I returned a few hours ago from a brief but very nice family trip to Washington. We stayed on the fringes of Georgetown, which is such an adorable and fun area for shopping and walking around, and our hotel was magnificent. It's always nice to go somewhere.
I feel like the blog might start to take a different direction soon, but I am not exactly sure how. I have been thinking a lot about fashion recently, and how I feel about it, and how it connects to other parts of my life, and I feel like I might need some time away from fashion and blogging to think about the other creative things that are important to me. I feel really good about my clothes lately, and obviously that's the most important part of personal style, but I am starting to think that deep down the fashion I am all about is not especially innovative or provocative, and therefore not entirely blogworthy. This is all sort of difficult to explain.

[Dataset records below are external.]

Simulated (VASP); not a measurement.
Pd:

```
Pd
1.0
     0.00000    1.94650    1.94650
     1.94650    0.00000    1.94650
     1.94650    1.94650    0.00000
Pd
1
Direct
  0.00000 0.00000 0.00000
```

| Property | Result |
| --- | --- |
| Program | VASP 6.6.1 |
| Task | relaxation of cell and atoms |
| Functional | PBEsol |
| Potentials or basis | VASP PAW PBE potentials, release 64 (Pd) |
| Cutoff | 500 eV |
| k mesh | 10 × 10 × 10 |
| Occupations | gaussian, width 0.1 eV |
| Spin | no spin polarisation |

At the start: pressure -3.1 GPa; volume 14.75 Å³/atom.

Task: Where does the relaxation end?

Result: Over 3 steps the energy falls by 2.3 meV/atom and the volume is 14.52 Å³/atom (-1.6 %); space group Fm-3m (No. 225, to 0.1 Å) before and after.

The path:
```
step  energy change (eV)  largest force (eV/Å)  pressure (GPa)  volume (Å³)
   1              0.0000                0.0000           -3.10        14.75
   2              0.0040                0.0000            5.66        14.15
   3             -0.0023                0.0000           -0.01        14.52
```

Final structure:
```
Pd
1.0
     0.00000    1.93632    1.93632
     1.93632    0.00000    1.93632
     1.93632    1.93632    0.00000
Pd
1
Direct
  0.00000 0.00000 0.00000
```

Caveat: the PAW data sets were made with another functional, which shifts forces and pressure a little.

Lately I am not sure whether my dedication to my personal fashion is waning or waxing. By that I mean, I have been wearing a lot of simple, comfortable clothes lately, none that feel quite special enough to share on the blog but all that I love to wear. Basically, I think I need to start setting slightly lower expectations for myself in terms of what I wear on a daily basis, and then coming up with things to show off on the blog will seem much less (or hopefully not at all) stressful. I just want to be happy with what I post here, and then hopefully you all will be too.
I apologize if I sound maudlin at all. With the end of the year right around the corner, I have been feeling extremely pensive lately about every aspect of my life - friends, romance, writing, blogging, school, college, and everything beyond that. I think I just need to sort myself out a little.
All photos from The Cherry Blossom Girl. The above picture was taken at Père Lachaise Cemetery in Paris, a place of which I have very fond memories. And the post title is from "This Year" by The Mountain Goats, my favorite and most mood-appropriate song lately.
About a week ago I started a Tumblr, which I will probably be updating more frequently than the blog at least for a little while. Please do not take this as an abandonment of the blog! Please! I just need to relieve myself of some blogging responsibility for a bit. And no matter what happens here, I will continue to read your blogs as I always do.